Theory, Practice, and the Church

Doctrine articulates faith, and makes it usable as a path to truth, so the Church must take it very seriously even in the face of difficulties

There has been a great deal of talk in the Church lately about a supposed opposition between rules and reality, theology and life, doctrine and pastoral considerations. Some of the talk has gone to extremes, suggesting that rules, doctrine, and organized thought matter little in comparison with the pastoral needs of the immediate situation.

Such talk, like other extreme positions, can sometimes be useful to make a point, but made habitual the approach would destroy order and rationality by substituting the Deed for the Word . Within the Church it would lead to a combination of willfulness and tyranny, since those in authority and those on the spot could do whatever seemed good to them at the moment, while in relation to the world at large it would deprive the Church of her specific mission, which has to do with things that rise above immediate goals, and reduce her to a humanitarian NGO with unusual rituals and a quirky way of talking about things.

The Church’s pastoral approach and ways of thinking should of course be based on reality, but what reality? Are we speaking of the reality of people’s situations as they interpret them, or perhaps of secular trends or sociological studies? Or are we rather speaking of the realities with which the Church has always been most concerned, for example the reality of what men and women are, of what marriage is, and ultimately of the Most Real Being?

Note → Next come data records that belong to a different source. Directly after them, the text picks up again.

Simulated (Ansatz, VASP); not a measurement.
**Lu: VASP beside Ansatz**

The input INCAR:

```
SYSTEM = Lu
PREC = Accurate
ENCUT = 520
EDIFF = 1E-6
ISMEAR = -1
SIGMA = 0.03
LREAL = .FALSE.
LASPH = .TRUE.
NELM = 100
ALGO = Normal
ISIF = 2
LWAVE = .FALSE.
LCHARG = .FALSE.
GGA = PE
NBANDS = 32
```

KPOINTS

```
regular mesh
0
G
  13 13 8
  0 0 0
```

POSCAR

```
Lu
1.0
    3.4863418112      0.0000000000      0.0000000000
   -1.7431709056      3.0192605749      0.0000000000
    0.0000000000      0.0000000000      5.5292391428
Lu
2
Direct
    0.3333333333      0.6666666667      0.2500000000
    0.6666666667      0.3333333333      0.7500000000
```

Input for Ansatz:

With respect to marriage, for example, it seems that the key point is not rules proposed by Pharisaical doctors of the law, but the reality marriage brings into being, the physical, social, and spiritual union of man and woman, which is the basis of the family and therefore as real, permanent, and undeniable as the relation between parent and child or brother and sister. To detract from that reality would not only promote falsehood but attack the position and dignity of ordinary people in their family connections. For the rulers of the Church to do so would be a betrayal that would help the wealthy and powerful reduce the people to an aggregate of production and consumption units, with no connections among themselves that need be respected. Why would that be pastoral?

Still, talk that sometimes suggests practical antinomianism, like most talk among experienced people in responsible positions, points to genuine issues. There is always a gap between the formal teachings of the Church and the actual or at least practical beliefs of her members, including many hierarchs. That gap seems unusually wide today, but even with the best will it could not simply be abolished, since there is always a tension between theory and practice.

It’s an awkward tension to deal with, in part because it’s so resistant to clear understanding. As someone said, in theory there is no difference between theory and practice, but in practice there is. That means theory can’t see the issue, so it can’t comment on it, but practice can’t explain it either, because practice acts rather than explains.

The awkwardness becomes all the greater in a religious setting. Religion must be practical, because it must transform life, but it can’t be merely pragmatic, because it transforms it by reference to realities that go beyond what is visible. It tells us that this-worldly ways of grasping reality fall short, and we must supplement them with faith, “the substance of things to be hoped for, the evidence of things that appear not.” Doctrine articulates faith, and makes it usable as a path to truth, so the Church must take it very seriously even in the face of difficulties. As Paul said, she must preach the Word in all patience—reprove, entreat, rebuke—even out of season.

Today taking doctrine seriously is often enough called “fundamentalism”. For the most part that’s a term of abuse, not useful for analysis, that simply means “religion that tells people something that doesn’t seem sensible to present-day secular progressives“—in other words, religion that matters. It’s a way for left-wing culture warriors to say that Southern Baptists and orthodox Catholics are just like ISIS. After all, don’t they all say crazy things—things people don’t say at Harvard or in the New York Times? And once people start saying crazy things, who can tell what they will do?

So complaints about fundamentalism are most often a way of shutting people up by appeal to supposedly authoritative social consensus. Even so, the term does have a legitimate use. Catholicism is a religion of reason and not of fideism or fanaticism. That’s part of what it means to place the Word before the Deed. We accept natural law, cultivate the arts and sciences, have a long history of theological speculation, and believe that the different departments of human thought and activity illuminate each other.

With that in mind, Catholicism features a certain amount of back and forth between religious understandings and other aspects of life and thought. They require each other to complete our understanding of the world: how we understand the Bible is affected by the development of the secular sciences, even as our understanding of those sciences, and how we place them within the scheme of human life and the world as a whole, is affected by the Faith.

As in all complex affairs, it’s possible to go wrong in many ways, and the true path requires a balance. Within the Church that balance is maintained by Tradition, Scripture, reason, the example of the saints, and the living authority of the Church. Without those things working together—without, for example, mutual support between clergy and tradition—there’s no reliable way to understand the Faith and its application.

In recent times the balance seems to have become very difficult to maintain. Tradition has been debunked, authority and reason overvalued as well as undervalued, and the sense lost that truth should provide the ultimate standard. Hence the supposed conflicts among doctrine, theology, human reality, pastoral considerations, and so on.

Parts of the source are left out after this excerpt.